The Pennsylvania State University
Cover for the book A Hair of the Dog

A Hair of the Dog

Irish Drinking and American Stereotype Richard A. Stivers
  • Publish Date: 1/8/1991
  • Dimensions: 6 x 9
  • Page Count: 208 pages
  • Hardcover ISBN: 978-0-271-01219-3

The book is a sociohistorical and comparative study of an apparent discrepancy between an extremely high rate of alcoholism among Irish-Americans from the mid-19th century through the early 20th century and a more moderate, if not low, rate for the Irish in Ireland during the same period. The study attempts to situate Irish drinking patterns and temperance movements within the larger context of a historically changing Irish culture and social structure. Subsequently, the situation of the Irish-American as immigrant, his exposure to American society and culture, and his neighborhood settlement patterns are examined for their leads in understanding Irish-American drinking. Finally, the study includes description and interpretation of facts concerning drink and temperance among the Irish in modern Ireland and America. Dr. Stivers thus takes sharp issue with Daniel P. Moynihan's assertion in Beyond the Melting Pot that there is an "Irish Tendency to alcohol addiction." Instead, he builds on the 1944 study by R.F. Bales of Harvard which contrasted low alcoholism rates in Ireland with high rates among Irish-Americans.

Dr. Stivers posits two explanations: in Ireland, a "bachelor group ethic" (arising from relatively few and late marriages, religiously imposed chastity, and cultural segregation of the sexes); in the U.S., more severe disruption of social solidarity among Irish-Americans then among other immigrant groups, with consequent intensification of the bachelor group ethic.

In his introductory and concluding chapters Dr. Stivres emphasizes the implications of his findings not only for the sociological study of alcoholism but, more important, for the analysis of deviant behavior and its interaction with ethnic stereotypes.
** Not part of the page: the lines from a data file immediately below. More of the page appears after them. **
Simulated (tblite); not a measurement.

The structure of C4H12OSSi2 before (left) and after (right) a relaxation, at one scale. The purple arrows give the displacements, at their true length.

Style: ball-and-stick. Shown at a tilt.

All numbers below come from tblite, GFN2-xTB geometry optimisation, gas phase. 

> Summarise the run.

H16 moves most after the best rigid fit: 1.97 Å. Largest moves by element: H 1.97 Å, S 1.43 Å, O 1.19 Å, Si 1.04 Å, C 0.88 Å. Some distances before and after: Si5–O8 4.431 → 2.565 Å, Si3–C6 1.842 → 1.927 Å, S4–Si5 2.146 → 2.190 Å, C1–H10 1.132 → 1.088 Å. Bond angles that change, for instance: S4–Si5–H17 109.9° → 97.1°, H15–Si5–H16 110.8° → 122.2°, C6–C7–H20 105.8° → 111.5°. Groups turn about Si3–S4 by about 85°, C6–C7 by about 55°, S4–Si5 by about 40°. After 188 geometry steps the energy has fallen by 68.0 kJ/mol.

Richard Stivers is co-editor of The Collective Definition of Deviance and a contributor to Alcoholism: Interdisciplinary Approaches. A former social worker, he has been a research fellow at the National University of Ireland (Galway) and now teaches sociology at Illinois State University. He took his BA at Creighton, his MS in social work at St. Louis, and his PhD at Southern Illinois.